Nothing's sexier than than the backup QB...unless it's the backup RB. Many Cal fans have expressed a strong preference for Juco transfer CJ Anderson to see more carries and perhaps even supplant Isi Sofele as the starting tailback. Other fans have expressed the opinion that the run-blocking from the Oline, TEs, and FBs is more important than who actually totes the rock.
CJ's line for Cal vs. UW was:
7 carries, 9 yards, 1.3 yards per carry
1 catch, 1 yard.
But do the stats tell the whole story? Let's take a closer look at his carries:
It's an outside zone run to the weakside. (away from the side with the TE) LT Mitchell Schwartz pulls. FB Kapp goes out as a lead blocker. Jones tries to block the CB, but loses leverage.
Galas goes to the 2nd level. MSG and Cheadle are supposed to block down and seal the edge, but one of their men pushes through. Schwartz can't get in front of the play to engage the LB. The CB gets by Jones.

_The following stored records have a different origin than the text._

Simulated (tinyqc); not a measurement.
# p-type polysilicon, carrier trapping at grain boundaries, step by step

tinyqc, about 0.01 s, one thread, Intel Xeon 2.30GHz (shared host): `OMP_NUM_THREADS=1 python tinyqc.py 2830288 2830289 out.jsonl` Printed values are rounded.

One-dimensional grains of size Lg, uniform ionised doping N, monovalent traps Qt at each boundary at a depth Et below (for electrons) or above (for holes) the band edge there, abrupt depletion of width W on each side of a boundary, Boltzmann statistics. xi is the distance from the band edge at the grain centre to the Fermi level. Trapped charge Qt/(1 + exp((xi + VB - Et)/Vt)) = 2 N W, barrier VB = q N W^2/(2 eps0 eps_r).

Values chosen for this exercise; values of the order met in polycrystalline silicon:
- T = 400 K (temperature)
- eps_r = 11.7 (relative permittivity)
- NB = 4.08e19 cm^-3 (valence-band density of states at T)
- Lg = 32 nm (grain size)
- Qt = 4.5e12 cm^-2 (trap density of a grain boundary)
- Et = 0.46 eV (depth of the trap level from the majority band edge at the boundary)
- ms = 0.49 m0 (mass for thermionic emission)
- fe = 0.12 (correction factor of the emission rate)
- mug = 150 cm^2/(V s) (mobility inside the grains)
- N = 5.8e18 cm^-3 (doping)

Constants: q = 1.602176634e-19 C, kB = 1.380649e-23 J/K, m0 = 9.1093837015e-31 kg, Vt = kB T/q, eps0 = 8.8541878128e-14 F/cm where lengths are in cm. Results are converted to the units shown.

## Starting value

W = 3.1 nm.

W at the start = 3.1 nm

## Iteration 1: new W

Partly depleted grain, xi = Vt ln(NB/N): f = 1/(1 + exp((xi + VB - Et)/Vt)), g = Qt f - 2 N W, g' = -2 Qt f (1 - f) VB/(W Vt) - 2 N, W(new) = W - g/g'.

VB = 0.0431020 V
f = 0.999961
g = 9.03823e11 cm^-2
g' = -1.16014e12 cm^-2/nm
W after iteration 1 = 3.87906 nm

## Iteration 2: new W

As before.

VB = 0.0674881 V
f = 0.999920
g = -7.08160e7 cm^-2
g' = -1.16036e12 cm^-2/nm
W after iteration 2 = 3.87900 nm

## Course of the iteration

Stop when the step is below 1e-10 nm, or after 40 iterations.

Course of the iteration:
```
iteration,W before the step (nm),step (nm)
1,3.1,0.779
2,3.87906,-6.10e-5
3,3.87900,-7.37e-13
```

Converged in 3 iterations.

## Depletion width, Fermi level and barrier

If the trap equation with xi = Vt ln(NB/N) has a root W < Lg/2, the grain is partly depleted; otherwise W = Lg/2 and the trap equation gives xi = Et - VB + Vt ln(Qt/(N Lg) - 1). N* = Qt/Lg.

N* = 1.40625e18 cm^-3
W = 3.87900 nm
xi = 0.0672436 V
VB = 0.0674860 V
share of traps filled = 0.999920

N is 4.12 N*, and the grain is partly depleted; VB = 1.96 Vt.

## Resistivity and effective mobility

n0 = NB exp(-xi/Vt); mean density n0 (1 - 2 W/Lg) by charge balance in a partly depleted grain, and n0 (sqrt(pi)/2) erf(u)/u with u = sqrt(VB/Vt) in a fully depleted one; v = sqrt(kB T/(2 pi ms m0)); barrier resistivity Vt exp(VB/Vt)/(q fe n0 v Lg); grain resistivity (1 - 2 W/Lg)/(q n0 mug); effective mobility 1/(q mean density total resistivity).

Penetration forces CJ to stop and try to break outside. Kapp is left to block two guys. Cheadle is supposed to block one of the LBs.
Both Kapp and Cheadle miss their blocks. Three UW defenders have a shot at CJ.
CJ tries to spin, but has nowhere to go. Despite a power-run formation against 7 in the box, the result is a 2 yard loss.
Carry#2: Cal has 22 personnel.(2 RB, 2 TE, 1 WR) UW has eight in the box, and looks to be playing Cover One Zone with one safety deep and one cheating up.
Hagan goes in motion and shifts the formation from strong left to balanced. (one tight end on both sides)
It's an outside zone run to the right. Both Schwartz and Schwenke pull. Hagan and MSG are supposed to seal the edge.
MSG can't quite get outside far enough and CJ decides to cut back inside instead of trying to outrun the UW defender towards the sideline. This might be a missed read by CJ - there was a lot of open space on the edge and it appears that's where the play was designed to go. Perhaps a faster back could have gotten outside. Hagan also misses his block.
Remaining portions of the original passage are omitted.